P2P Networking Theory

Project Overview

The fundamental premise of this project is that peer-to-peer networking will revolutionize the Internet and computing over the next ten years.  Our vision is that P2P will transform the Internet from a shared bandwidth infrastructure into a combined bandwidth/storage/computing infrastructure, creating a massive, global virtual computer which will be shared by users around the world.

There are already many hugely successful, large-scale deployments of unstructured P2P file sharing systems in the Internet. In parallel, several teams of computer science systems researchers are exploring structured P2P substrates, which promise to support a rich array of new networking applications.

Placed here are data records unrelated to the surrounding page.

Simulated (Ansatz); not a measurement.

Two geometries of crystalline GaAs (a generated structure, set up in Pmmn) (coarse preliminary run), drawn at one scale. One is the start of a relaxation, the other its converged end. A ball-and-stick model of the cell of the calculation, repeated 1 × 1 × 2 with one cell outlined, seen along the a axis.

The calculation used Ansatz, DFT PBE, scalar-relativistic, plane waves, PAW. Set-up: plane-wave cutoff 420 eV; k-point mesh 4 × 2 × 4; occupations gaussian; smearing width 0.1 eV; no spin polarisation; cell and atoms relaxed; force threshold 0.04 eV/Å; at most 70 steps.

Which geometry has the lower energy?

However, P2P systems are enormously complex and create a networking environment that is significantly different from the traditional client/server environment. Specifically, P2P nodes -- which can store, retrieve, serve, forward, search for, and process information -- differ from the traditional model along the following attributes:

• scale:  there is a greater abundance of P2P nodes (expected to reach into the billions);
   
• dynamics: under normal operation, P2P nodes continually join and leave the network;
   
• heterogeneity: P2P nodes have vastly different bandwidth and storage capabilities from one another.

Given the enormous scale and complexity of P2P systems, it is difficult to evaluate new design proposals through online experimentation or large-scale simulation. Indeed, online experimentation of a new P2P design not only requires large-scale deployment, but also requires users to elect to use the new system and permit monitoring of their actions. And large-scale simulation is either costly or altogether infeasible for problems of such scale and complexity. Thus, to forecast the success of new P2P designs, there is a critical need for P2P networking theory, that is,

• scalable, distributed algorithms that are suitable for these large, dynamic, heterogeneous environments;
   
• performance modeling and optimization tools that capture and explain the behavior and limitations of P2P distributed algorithms.

This is a joint project between Polytechnic University, Columbia University and the University of Massachusetts. The project organizes informal, bi-monthly workshops, bringing together the project's principal investigators as well as all postdocs, Ph.D. students and master's students associated with the project. Many of the workshops will also include researchers from nearby industrial labs, AT&T Research, Lucent Bell Laboratories, and IBM Research.